Consider the following C code:
typedef __UINT8_TYPE__ uint8_t;
typedef struct {
uint8_t volatile vout;
uint8_t out;
} port_t;
#define PORTB (*(port_t*) 0x0420)
void portb_vout (void) {
PORTB.vout &= 0x80;
}
void portb_out (void) {
PORTB.out &= 0x80;
}
compiled with avr-gcc from current trunk:
$ avr-gcc -Os -S -dp -fdump-rtl-late_combine1-details
The generated assembly has:
portb_vout:
ldi r30,lo8(32) ; 21 [c=4 l=1] movqi_insn/1
ldi r31,lo8(4) ; 22 [c=4 l=1] movqi_insn/1
ld r24,Z ; 14 [c=4 l=1] movqi_insn/3
andi r24,lo8(-128) ; 15 [c=4 l=1] *andqi3/1
st Z,r24 ; 16 [c=4 l=1] movqi_insn/2
ret ; 19 [c=0 l=1] return
portb_out:
lds r24,1057 ; 13 [c=4 l=2] movqi_insn/3
andi r24,lo8(-128) ; 14 [c=4 l=1] *andqi3/1
sts 1057,r24 ; 15 [c=4 l=2] movqi_insn/2
ret ; 18 [c=0 l=1] return
AVR supports direct addressing all RAM with LDS/STS as you can see in
portb_out. In the volatile version however the address is loaded into a
register first. The .late_combine1 dump has:
;; Function portb_vout (portb_vout, ...
trying to combine definition of r45 in:
5: r45:HI=0x420
into:
6: r43:QI=[r45:HI]
failed to match this instruction:
(set (reg:QI 43 [ _1 ])
(mem/v:QI (const_int 1056 [0x420]) [0 MEM[(struct port_t *)1056B].vout+0 S1
A8]))
;; Function portb_out (portb_out, ...
successfully matched this instruction to movqi_insn_split:
(set (reg:QI 48 [ MEM[(struct port_t *)1056B].out ])

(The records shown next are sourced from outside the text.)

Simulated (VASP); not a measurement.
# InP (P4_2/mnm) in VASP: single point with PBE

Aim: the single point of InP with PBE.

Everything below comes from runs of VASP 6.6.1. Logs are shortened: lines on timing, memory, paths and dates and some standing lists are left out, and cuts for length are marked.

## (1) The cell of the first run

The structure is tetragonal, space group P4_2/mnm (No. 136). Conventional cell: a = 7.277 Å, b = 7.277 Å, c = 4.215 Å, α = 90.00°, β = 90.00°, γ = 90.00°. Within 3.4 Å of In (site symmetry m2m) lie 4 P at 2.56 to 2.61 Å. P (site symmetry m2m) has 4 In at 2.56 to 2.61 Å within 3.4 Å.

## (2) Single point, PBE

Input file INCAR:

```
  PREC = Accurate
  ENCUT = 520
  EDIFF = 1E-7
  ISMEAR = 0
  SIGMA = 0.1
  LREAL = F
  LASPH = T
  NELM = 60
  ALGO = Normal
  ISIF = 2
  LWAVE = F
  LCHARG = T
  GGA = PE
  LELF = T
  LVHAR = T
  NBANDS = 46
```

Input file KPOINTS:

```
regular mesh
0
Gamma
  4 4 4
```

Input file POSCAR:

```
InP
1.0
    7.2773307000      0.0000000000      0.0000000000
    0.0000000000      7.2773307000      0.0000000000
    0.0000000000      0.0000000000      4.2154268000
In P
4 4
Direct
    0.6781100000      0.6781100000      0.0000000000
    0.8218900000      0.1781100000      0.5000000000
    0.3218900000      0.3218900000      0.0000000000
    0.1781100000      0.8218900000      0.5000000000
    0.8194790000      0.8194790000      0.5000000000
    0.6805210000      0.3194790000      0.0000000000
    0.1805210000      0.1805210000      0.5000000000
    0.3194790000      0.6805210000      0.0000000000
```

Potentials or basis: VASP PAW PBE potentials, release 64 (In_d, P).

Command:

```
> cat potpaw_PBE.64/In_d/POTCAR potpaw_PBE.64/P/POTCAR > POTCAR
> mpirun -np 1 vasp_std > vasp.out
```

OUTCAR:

(mem:QI (const_int 1057 [0x421]) [0 MEM[(struct port_t *)1056B].out+0 S1
A8]))
9: [r45:HI+0x1]=r47:QI
REG_DEAD r47:QI
REG_DEAD r45:HI
successfully matched this instruction to movqi_insn_split:
(set (mem:QI (const_int 1057 [0x421]) [0 MEM[(struct port_t *)1056B].out+0 S1
A8])
(reg:QI 47 [ _2 ]))
original cost = 4 + 4 + 4, replacement cost = 4 + 4; keeping replacement
So late_combine shies away from propagating an address operand, just because
the access is volatile. The reason for the reject is in
late_combine::optimizable_set():
if (!insn->can_be_optimized ()
|| insn->is_asm ()
|| insn->is_call ()
|| insn->has_volatile_refs ()
|| insn->has_pre_post_modify ()
|| !can_move_insn_p (insn))
return NULL_RTX;
What helps is compiling with -ffuse-ops-with-volatile-access, however turning
that on per default in the backend seems to be a bit too intrusive.
Is there a reason for why this transformation is not performed in all cases?
(given the addressing mode is suported, and costs give their ok).
IMHO the semantics of the optimized version is the same, as opposed to what
-ffuse-ops-with-volatile-access is allowed to do.
Johann